Mónica Arreola: Mi nombre es Mónica Arreola…

Narrator: In my work, I always try to speak very particularly about the city of Tijuana, about how the city is being built or how it’s being deconstructed. 

I found a place, a subdivision called Valle San Pedro. Valle San Pedro is located in the southeast area of the city of Tijuana, between Tijuana and Tecate. During Felipe Calderon’s six-year term, part of his agenda was to develop sustainable subdivisions. But in 2008–due to the recession in the United States, Mexico was also hit. And in 2011, everything that had to do with housing in the country, and also obviously in Tijuana, collapsed. Valle de San Pedro is a subdivision that is semi-abandoned, and with my images I want to trigger a series of critical dialogues about failed architecture, or these silent or violent imaginaries that are generated in these abandoned areas. 

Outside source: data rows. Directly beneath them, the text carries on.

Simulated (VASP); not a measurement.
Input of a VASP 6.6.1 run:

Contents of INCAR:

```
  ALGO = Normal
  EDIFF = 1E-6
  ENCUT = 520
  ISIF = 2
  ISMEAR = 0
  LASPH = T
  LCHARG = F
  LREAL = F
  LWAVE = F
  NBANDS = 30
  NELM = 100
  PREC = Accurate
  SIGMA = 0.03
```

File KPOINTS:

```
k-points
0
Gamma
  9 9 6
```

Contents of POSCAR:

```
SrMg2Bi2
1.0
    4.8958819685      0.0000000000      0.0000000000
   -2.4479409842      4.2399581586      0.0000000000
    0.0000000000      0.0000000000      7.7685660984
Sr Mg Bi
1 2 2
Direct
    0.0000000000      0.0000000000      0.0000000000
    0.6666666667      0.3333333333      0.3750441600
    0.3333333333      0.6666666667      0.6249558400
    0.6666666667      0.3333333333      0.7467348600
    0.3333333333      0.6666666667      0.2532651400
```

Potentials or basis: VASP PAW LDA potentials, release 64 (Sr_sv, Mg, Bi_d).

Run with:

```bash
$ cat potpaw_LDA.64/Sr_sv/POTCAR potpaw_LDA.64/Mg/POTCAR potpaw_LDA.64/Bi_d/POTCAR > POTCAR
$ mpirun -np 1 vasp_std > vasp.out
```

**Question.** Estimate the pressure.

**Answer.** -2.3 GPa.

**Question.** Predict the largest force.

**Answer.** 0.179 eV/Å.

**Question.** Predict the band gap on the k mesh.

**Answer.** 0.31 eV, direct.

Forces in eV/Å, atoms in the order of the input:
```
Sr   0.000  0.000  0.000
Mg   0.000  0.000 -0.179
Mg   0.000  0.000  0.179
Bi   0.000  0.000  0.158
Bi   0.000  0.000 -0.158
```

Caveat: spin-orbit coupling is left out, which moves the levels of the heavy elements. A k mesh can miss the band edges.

I start with the landscape in the sense that I have to coordinate with everything around it to be able to create a photograph. It’s like this dance between the landscape and me and photography. When I take the photos, I have very little time. I’m always accompanied by my sister. She stays in the car, and the car is on. And another person, who is always usually a man, watches my back. While I’m photographing, he makes sure no one approaches me. So yes, it’s about taking the photos quickly–get in the car and move. So that’s like another conditioning factor that dictates my photographs a lot. And the skies are cloudy. I looked for the characteristic of cloudy skies, because it allowed me to generate greater intensity in the image, and also a greater volume in the image.